Benefits of Investing in Real Estate
It's a fairly well known fact that owning your own home can provide great tax advantages. There are many more tax incentives that come with investing in real estate, however, and these aren't as commonly understood. Investing in real estate has long been a sensible way to accumulate wealth - this article explains why.
Residential real estate investing, defined here as holding property for rent or lease to others, offers a tax deduction for depreciation on the value of a home. This is limited to the value of the actual home, called an improvement, and excludes the value of the land. Condominiums, for example, have no land value and 100% of the purchase price can be depreciated. For tax purposes, a residential real estate investor is able to deduct the depreciation of a property over 27.5 years. Thus, if the purchase price of a home was $27,500 you could deduct $1,000 (27500/27.5) from your taxable income each year for the next 27 years.

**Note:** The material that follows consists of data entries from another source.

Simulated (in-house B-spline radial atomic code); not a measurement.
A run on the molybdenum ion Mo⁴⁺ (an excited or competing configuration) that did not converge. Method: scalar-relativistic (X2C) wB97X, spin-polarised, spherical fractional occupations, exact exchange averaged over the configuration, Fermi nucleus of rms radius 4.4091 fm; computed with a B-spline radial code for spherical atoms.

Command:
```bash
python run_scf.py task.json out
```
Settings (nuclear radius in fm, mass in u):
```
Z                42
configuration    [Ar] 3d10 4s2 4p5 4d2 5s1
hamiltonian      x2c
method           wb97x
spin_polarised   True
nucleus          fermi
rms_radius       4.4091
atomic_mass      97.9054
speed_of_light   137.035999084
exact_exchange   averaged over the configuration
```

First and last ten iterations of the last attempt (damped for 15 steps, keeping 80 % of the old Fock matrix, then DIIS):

In addition, the IRS allows for depreciation on all other types of business equipment and property improvements. This can include things such as appliances, carpeting and other general upgrades to the property or company vehicles and tools used in the operation of the business. The government views investing in real estate much like a small business; it's important that you approach it like a business in order to take advantage of all the tax benefits.
It seems counter-intuitive, but most investment properties go up in value and generate profits every year while their value goes down and they are viewed as a loss on paper. These types of expenses are often termed "phantom expenses" because they produce a paper loss yet don't cost the investor anything. They reduce taxable income, but in contrast to property taxes, mortgage interest, utilities, insurance and repairs, they don't require any cash outlay. The depreciation expense deduction can result in a positive cash flow property becoming a loss for tax purposes.
There is a catch to this attractive loophole; as a part time investor there is a limit to the yearly deduction. This limit is $25,000 if your income is below $100,000 in that year. If your income is over $100,000 this amount begins to phase out and if you make over $150,000 the IRS will not allow you to deduct any loss. These limits, however, are only for those individuals who aren't considered real estate professionals.
The real estate professional designation is given by the IRS. It's given to individuals who qualify by working at least 750 hours, or over 50% of their total working hours, in real estate related activities each year. Full-time real estate brokers, realty sales agents, property managers, builders, contractors and leasing agents are examples of qualified real estate professionals. Anyone else who spends the required time locating, renovating, leasing, or otherwise developing their real estate portfolio also qualifies.
If you can qualify for this designation, you're able to take an unlimited amount of paper loss against your total income. For large investors this can be extremely beneficial!
In order to qualify you'll need to allocate how much time you spend on your regularly paid activities and real estate activities. A qualified real estate activity is anything in which you develop, redevelop, construct, reconstruct, acquire, convert, rent, operate, manage, lease, or sell real estate. The key is that you're involved in these activities, but you don't necessarily need to perform the work. You could be supervising, meeting or planning; all of the activities that go into running a business qualify (remember I said this should be treated as a business).
As you can see, there are many advantages to owning investment properties. These advantages, combined with the general upward trend of property values, greatly increase the potential for return. Investing in real estate, just like any other investment, requires the proper thought and planning in order to be a success. I would strongly recommend consulting with your CPA about the tax advantages for your situation prior to testing the waters.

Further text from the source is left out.